Closed jahanpd closed 4 years ago
You're absolutely right, it shouldn't be negative and it's a sign of the marginal distribution being estimated poorly. Please see this pull request to see if it fixes the issue: https://github.com/gregversteeg/bio_corex/pull/20 I was planning to merge it in but haven't had time to test it.
Hi Greg,
Thanks for your response. Implementing the clipping was very effective!
I shall close the issue.
Hi. My understanding of the TC is that it is guaranteed to be non-negative. However, I am having some unusual results when combining binary and continuous variables as described in a previous issue.

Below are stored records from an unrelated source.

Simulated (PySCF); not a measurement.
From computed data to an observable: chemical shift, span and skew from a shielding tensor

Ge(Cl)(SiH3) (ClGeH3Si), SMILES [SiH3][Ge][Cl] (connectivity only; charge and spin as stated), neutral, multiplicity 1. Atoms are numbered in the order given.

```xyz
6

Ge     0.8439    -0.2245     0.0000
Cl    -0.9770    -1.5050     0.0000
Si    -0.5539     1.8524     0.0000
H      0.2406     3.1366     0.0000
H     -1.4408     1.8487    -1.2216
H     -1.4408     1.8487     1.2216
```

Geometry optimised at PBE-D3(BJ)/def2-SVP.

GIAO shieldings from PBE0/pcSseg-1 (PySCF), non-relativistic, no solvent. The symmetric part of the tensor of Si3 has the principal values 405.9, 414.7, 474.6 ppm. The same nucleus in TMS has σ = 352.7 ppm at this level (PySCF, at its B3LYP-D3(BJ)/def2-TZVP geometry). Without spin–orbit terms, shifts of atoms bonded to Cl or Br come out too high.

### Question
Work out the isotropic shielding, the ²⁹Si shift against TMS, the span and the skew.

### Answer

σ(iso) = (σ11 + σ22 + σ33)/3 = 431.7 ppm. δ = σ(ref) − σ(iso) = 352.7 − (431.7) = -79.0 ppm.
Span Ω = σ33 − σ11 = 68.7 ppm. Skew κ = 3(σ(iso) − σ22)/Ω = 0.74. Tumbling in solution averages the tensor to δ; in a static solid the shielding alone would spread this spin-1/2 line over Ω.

As an example, when I run the following code:
X = np.array( [[0,0,0,0,4.0], # A matrix with rows as samples and columns as variables. [0,0,0,1,26.0], [0,1,1,0,6.0], [1,0,1,1,30.0]], dtype=int)
layer1 = ce.Corex(n_hidden=2, dim_hidden=2, marginal_description='gaussian', n_repeat=10,verbose=1, seed=1)
layer1.fit(X) # Fit on data
VERBOSE OUTPUT:
... Overall tc: -32.915963736593795
... Overall tc: Overall tc: -5.596481067514456e-07
... Overall tc: -22.582697642198013
... Best tc: -5.596481067514456e-07
I can only conclude that there must be something funny going on when the marginal probabilities are modeled. As previously stated "The way the marginal probabilities are modeled in this case (with mixtures of Gaussians around each binary value) should be equivalent to modeling them as binary."
I also get negative TCs when running certain combinations of binary variables with gaussian marginals turned on.
I'm not sure how to interpret the negative TCs in this context. Any help would be appreciated.
Best wishes